Those born at the height of the name-hyphenating craze will be the first to tell you — having two last names can be more trouble than it's worth. There's the perennial confusion at school and at the doctor's office, and the challenge of squeezing your name onto forms.
And now that the hyphenated generation is marrying and parenting, a whole host of new tricky situations has emerged.
Take Leila and Brendan. Their story is one of those fairy tale stories of love at first sight. She was in the lobby of her apartment building when this cute guy started moving in.
Not to sound too cliche, Leila says, but "I could tell there was something different about him."
"And I saw her, and I was just happy there was at least one babe living in the apartment building," Brendan says.
Hyphen Boy Meets Hyphen Girl
The pair chatted and flirted for a bit. Those were the good old days, before they started discovering the kind of issues that inevitably pop up later. Like when Brendan first noticed the name on Leila's mailbox.
"I remember looking at hers and being like, 'Holy crap, there's another hyphenated last name!' "
We had the potential of being the McKenna-Thomas Camera-Smith household. Which sounded too much like a law firm, really.
Brendan's last name is Greene-Walsh, and Leila's, Rathert-Knowles.
They both hoped things would continue to go well — but they both also knew they were a pileup waiting to happen.
"My names would probably be Leila Rathert-Knowles Greene-Walsh," Leila says, laughing.
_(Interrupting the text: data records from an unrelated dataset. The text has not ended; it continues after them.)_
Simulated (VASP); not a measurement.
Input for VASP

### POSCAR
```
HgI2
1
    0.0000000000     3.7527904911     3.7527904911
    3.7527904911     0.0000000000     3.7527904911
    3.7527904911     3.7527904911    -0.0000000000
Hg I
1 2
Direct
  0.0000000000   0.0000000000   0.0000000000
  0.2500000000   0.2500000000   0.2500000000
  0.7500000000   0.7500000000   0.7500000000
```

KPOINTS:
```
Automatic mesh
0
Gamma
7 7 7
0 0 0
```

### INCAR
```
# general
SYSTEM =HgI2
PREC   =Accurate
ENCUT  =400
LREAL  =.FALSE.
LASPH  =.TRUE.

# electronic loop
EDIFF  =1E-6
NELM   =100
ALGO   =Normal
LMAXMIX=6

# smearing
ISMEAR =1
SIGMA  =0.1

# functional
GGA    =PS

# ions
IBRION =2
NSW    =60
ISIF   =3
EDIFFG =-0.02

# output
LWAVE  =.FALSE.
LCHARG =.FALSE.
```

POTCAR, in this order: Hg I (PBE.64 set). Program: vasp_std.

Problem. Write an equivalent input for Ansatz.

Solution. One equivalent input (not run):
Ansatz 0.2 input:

Brendan smirks, too. "It just rolls off the tongue, doesn't it?"
Now, four years later, these hyphenated honeys are still in love — but also still stumped on what they would possibly do if they decide to get hitched.
"I just don't have any good answers," sighs Leila.
One idea is melding. "Take, like, three letters from each name, and mix them up into a new word," Brendan explains.
"Growlsh," Leila offers.
Too much like Grolsch beer, Brendan counters.
Another option, Brendan says, is blind chance. "We could put all four of the names on pieces of paper in a hat, and just draw one," he says.
And there's always option "C": none of the above.
"We can go the route of Prince and just drop our last names just, be like, 'I'm Brendan.' " — The Brendan formerly known as Brendan Greene-Walsh.
A Bureaucratic Nightmare
Hyphenating has waned since its peak in the '80s and '90s, in part, experts say, because it's become less of a feminist statement and more of a bureaucratic nightmare.
But also — as most "hyphens" will now tell you — it wasn't really sustainable anyway. Hyphenating was destined to hit a wall after one generation.
"Yeah, it was gonna happen eventually," says the man formerly known as Ian McKenna-Thomas. "And I did ask my mom, 'What were you expecting me to do?' "
His mother's answer, Ian says, was basically, "You figure it out."
Growing up, he was always teased about his name, Ian says. The big joke — what would he do if he married another hyphen? — was less humorous when it happened.
"So, sure enough, we had the potential of being the McKenna-Thomas Camera-Smith household," Ian says. "Which sounded too much like a law firm, really."
That mouthful wasn't going to fly, so the couple sat down with a family tree and counted all of their cousins. When they concluded that "Camera" was the most endangered of all their last names, they decided they'd both take that one.
They worried about offending the other family members. But at the big reveal at their wedding, the pair kept their eyes on the bride's maternal grandfather, an elderly Italian immigrant named Matteo Camera.
"He was very confused, but he did smile when we announced," Ian says. "He smiled pretty big when we told folks what we were doing."
And Baby Makes Three Names. Or Four.
Of course, figuring out a married name is only the beginning of the dilemma; what to name the kids can be even trickier.
Sasha Harris-Cronin says she spent years before she even got pregnant, thinking about what she'd do — and still struggled till the very last minute. "We honestly thought we might not be able to put a last name on the birth certificate," she says.
If their problem was unique to their millennial generation, so was their attempt at solving it: They turned to Facebook.
"We ... asked our friends and said, 'Give us all the ideas you have,' " Sasha says.
Some suggested inventing a last name, like the city where the pair met. That's a growing trend, following on the craze for creative first names.
Harris-Cronin thought about it, but decided it was silly to solve the problem of not being able to keep all their names by not keeping any.
So she and her partner settled on giving their baby three hyphenated names: "Harris-Cronin-Taylor."
But at the last minute, faced with yet again trying to squeeze her own hyphenated names onto a form, Sasha balked.
Instead, their daughter got just one of mom's last names, hyphenated with her dad's, and two middle names.
The end result: Shannon Bayard Cronin Harris-Taylor.
"It's weighty, but it does the trick," Sasha says. "And she won't be any worse off than I am."
And the upside, Sasha says, is that Shannon will also have one of her mom's perks: When anyone Googles her, she'll be the only one to come up.